Thu, Mar 29, 2001 - Page 1 News List

Graft costs Manila at least US$406 million annually

REUTERS , MANILA

The Philippine government is losing up to 20 billion pesos (US$406 million) to corruption every year, not including commissions and kickbacks from state infrastructure contracts, a senior official said yesterday.

Budget Secretary Emilia Boncodin, citing studies of the problem, said the government was "losing 20 billion pesos every year to corruption from procurement."

"This does not include possible leakages in government contracts awarded to the private sector," she said. Some experts said the estimate was too low.

"If we include the corruption on the local government level ... the amount could be so much more," University of the Philippines professor Amado Mendoza said.

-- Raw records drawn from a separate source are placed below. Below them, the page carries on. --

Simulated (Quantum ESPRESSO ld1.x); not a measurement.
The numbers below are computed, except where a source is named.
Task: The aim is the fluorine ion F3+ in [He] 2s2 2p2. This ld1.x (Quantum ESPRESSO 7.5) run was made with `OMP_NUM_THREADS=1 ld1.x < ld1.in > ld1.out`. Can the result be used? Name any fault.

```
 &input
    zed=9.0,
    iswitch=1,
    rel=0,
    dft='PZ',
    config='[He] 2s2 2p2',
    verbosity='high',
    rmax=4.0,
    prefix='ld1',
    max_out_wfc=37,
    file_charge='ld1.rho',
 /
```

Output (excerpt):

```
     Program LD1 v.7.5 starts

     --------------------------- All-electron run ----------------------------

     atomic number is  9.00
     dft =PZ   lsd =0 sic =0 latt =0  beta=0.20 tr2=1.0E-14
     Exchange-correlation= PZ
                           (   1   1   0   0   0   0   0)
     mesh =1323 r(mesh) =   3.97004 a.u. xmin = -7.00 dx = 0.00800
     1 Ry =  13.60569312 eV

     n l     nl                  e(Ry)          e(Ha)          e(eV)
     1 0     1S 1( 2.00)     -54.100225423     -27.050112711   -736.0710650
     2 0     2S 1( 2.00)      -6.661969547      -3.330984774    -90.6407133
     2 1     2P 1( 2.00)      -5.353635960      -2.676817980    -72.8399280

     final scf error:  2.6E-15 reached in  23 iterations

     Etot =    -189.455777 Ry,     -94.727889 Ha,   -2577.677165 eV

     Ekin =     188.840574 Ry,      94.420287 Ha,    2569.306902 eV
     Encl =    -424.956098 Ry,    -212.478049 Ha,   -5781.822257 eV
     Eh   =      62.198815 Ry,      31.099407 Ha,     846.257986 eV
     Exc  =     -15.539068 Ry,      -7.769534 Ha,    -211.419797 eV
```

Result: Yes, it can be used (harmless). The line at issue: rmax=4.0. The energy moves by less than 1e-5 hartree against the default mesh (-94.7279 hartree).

Mendoza and other professors at the university's School of Economics were speaking about research conducted for an upcoming book, Political Economy of Corruption: Studies in Transparent and Accountable Governance. Studies showed that corruption in the Philippines was "a political, not a bureaucratic phenomenon", said one of the book's co-authors, Emmanuel de Dios.

Mendoza said the huge amounts of money needed to win elections in the Philippines induced corruption.

Other co-authors Marie Antoinette Virtucio and Melchor Lalunio said in a paper the government of ousted president Joseph Estrada had set up "an established government system for concession and privatization that was vulnerable to corruption."

"At the center of various issues of corruption during the Estrada administration was the purported existence of a `nocturnal Cabinet' or `court' composed of relatives and close, personal friends of the deposed president," they said.

"As it is, there is also no sign that the new political leadership will change this course [of privatization]," the authors said.